20140402_NN

Source: BBC TV: Newsnight

URL: N/A

Date: 02/04/2014

Event: Lovelock on climate change: "I don't think any of them really know what's happening"

Credit: BBC TV

People:

  • James Lovelock: Independent scientist, environmentalist and futurologist
  • Jeremy Paxman: English journalist, author and broadcaster

Jeremy Paxman: Now he's been called one of the world's top public intellectuals, he invented the "Gaia" idea - the theory that the world is a self-regulating organism - and now, at the age of 94, he's being celebrated at the Science Museum in London as one of the titans of post-war science, a man who, working outside the mainstream scientific institutions, came up with some of the most original ideas of our time. His latest book is A Rough Guide to the Future, which deals with the small matter of whether mankind has a future. I went to talk to him.

* * *

James Lovelock: There's a tendency to think that we are the end of the road, the final product of evolution, the most important animal that was ever - evolved. We're not, I don't think - we're just a step in a long progression.

Jeremy Paxman: So, you mean the human race could die out?

James Lovelock: Oh yes, it could do. Other species have died out. I mean, why should we be given some special - what do you call it - tenure?

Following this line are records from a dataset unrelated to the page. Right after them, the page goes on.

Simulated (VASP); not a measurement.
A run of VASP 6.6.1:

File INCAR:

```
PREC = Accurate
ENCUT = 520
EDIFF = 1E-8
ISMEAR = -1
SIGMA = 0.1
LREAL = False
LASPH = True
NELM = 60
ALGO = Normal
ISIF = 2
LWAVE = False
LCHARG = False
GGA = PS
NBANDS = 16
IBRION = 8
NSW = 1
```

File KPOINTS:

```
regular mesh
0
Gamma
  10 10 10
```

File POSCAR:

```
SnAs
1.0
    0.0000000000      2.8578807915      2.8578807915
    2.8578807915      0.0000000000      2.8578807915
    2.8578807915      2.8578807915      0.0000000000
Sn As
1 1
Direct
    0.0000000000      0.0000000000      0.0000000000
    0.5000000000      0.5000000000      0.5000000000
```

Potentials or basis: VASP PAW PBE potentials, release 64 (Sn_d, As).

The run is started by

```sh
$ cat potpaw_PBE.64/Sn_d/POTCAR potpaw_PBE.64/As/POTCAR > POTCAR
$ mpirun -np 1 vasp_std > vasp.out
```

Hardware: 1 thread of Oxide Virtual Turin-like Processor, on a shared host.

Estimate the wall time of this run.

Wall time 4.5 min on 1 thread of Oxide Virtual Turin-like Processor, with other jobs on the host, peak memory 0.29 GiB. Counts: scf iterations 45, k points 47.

Jeremy Paxman: Well, mainly because we're cleverer than all the other ones.

James Lovelock: We think we are.

Jeremy Paxman: We are, aren't we?

James Lovelock: No, I don't think so.

Jeremy Paxman: Why not?

James Lovelock: Well, I think we're so proud of ourselves that we don't realise how ignorant we really are.

Jeremy Paxman: What do you mean?

James Lovelock: Well, take this climate matter that everybody's thinking about. They all talk, they pass laws, they do things as if they knew what was happening. I don't think any of them really know what's happening. They just guess at it. And a whole group of them meet together and encourage each other's guesses.

Jeremy Paxman: That latest report from the International Panel on Climate Change did suggest that there was something inevitable about climate change, that it had already begun and that we had to adjust to it. All of those things are true, are they not? As far as we know.

James Lovelock: Absolutely, that is true. That report, the last one, is very similar to the statements that I made in a book about eight years ago called The Revenge of Gaia. It's almost as if they've copied it, but not quite.

Jeremy Paxman: Sure. You, then, after publishing these apocalyptic predictions, you then retracted them.

James Lovelock: Well, that's my privilege, you see. I'm an independent scientist. I'm not funded by some government department or commercial body or anything like that. If I make a mistake, then I can go public on it. And you have to, because it's only by making mistakes that you can move ahead.

Jeremy Paxman: It follows from that, does it not, that this panel on climate change, which has - as you point out - vested interests involved in it, may be just as likely - or even more likely - to make a mistake.

James Lovelock: Well, that would be a lot of hubris on my part, to say that. But it's possible.

Jeremy Paxman: Now, you are evidently very concerned about the effect of carbon upon the world, and yet you part company with many environmentalists on the question of nuclear power. Do you think - I mean, what's gone wrong with the perception of nuclear power?

James Lovelock: I wish I knew. There - I can offer a suggestion. Nuclear energy is a normal, natural thing for the universe. Our not using it is quite mad. And I think the only reason we don't use it is that we feel - felt quite guilty about using that gift of nuclear energy in wartime, rather than using it as a safe, clean and nearly perfect source of energy. It's safer even than windmills - you can be killed when the blade of a windmill spins off and hits your house or chops your head off.

Jeremy Paxman: And as far as the other great bête noire of environmentalists goes - fracking - where are you on that?

James Lovelock: Well, I think it's an awful word. [Laughs.] The guy that thought of it should have realised that it's just the kind of word that will stir up a lot of fuss. Er, but leaving that aside, I'm fairly neutral about fracking. I think we in Britain may be forced to use it, because we won't have any other easily available sources of electricity, other than burning methane.

Jeremy Paxman: You don't worry, though, about the collateral - potential collateral consequences that are said to flow from fracking, for example water-course pollution and the rest of it?

James Lovelock: I do. I don't altogether like it. But we may have no option but to use fracking as our source, because nothing, I can imagine, is much worse, environmentally, than a sudden cessation of electricity supplies. Just imagine London without any - as a society, we'd fall apart in a relatively short space of time.